Yellen has been portrayed as a tougher steward of big banks than former Treasury Secretary Larry Summers, who was said to be Obama's first choice to lead the Fed. He withdrew from the running in September after Senate Democrats raised concerns that Summers would be soft on Wall Street, and they instead publicly backed Yellen.

If confirmed by the U.S. Senate, Yellen would be the first woman to serve as head of the Fed. She would take over from Chairman Ben Bernanke at a time when the agency faces a number of tricky issues that go well beyond monetary policy.

The Fed is tackling a laundry list of new rules for banks after the financial crisis, many of which were called for by the 2010 Dodd-Frank Wall Street reform law and some that go beyond those prescribed rules.

Regulators are finalizing capital requirements for the biggest banks that are tougher than a globally agreed-upon framework, a ban on proprietary trading known as the Volcker rule, and plans for how to handle giant failing banks in a crisis.

The Fed in July announced it was working on four new rules that would further curtail risk-taking by the largest banks, including tough leverage restrictions, reforms to short-term funding, and a capital surcharge.

Yellen, who previously led President Bill Clinton's Council of Economic Advisers and the Federal Reserve Bank of San Francisco, has won praise from reform advocates for spotting problems in the subprime mortgage market early on.

Publicly, she has supported efforts to force banks to rely less on debt for funding and called for other actions to prevent them from becoming too big to fail.

Beyond that, her views on how regulators should crack down on banks are less well known. In a speech in June, she showed herself to be inside the Fed mainstream on regulation issues, largely approving of its current course of action.

During brief remarks on Wednesday, after Obama formally announced her nomination, Yellen did not explicitly bring up bank regulation, saying only that "we can and must safeguard the financial system.

She will likely be asked to elaborate on that during confirmation hearings before the U.S. Senate.

"My biggest question to Ms. Yellen will be, will she actively push for higher capital requirements for mega-banks than regulators have announced," Senator David Vitter, a Louisiana Republican, said in a statement.

Bernanke has delegated much of the agency's work on regulation to Fed Governor Daniel Tarullo, who has taken a particularly hard line on big-bank risk-taking.

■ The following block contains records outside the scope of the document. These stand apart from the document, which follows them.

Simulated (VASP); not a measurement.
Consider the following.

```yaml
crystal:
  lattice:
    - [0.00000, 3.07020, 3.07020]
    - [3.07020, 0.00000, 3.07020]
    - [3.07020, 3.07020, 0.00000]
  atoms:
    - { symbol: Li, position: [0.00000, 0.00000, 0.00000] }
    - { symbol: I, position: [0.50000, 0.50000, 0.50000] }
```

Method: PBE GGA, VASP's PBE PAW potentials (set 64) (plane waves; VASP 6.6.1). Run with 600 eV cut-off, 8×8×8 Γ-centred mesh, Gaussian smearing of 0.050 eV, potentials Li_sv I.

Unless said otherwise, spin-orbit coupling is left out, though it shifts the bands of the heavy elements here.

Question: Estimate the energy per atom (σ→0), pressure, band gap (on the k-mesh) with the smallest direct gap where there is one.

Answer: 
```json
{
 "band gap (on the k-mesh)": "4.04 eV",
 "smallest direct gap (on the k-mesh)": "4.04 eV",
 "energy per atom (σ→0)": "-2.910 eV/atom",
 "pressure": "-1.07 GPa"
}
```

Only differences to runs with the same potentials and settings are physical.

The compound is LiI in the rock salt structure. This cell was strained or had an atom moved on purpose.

Oliver Ireland, who was associate general counsel at the Fed when Yellen was a member of its board, said that dynamic was unlikely to change.

"Is she going to step in and aggressively insert herself in that process along the way if Dan stays there and keeps doing what he's been doing? Absent some fundamental disagreement by them, I tend to doubt that," said Ireland, who is now a partner with the law firm Morrison Foerster.

(The story has been filed again to correct month of Yellen speech to June from July in paragraph 12.)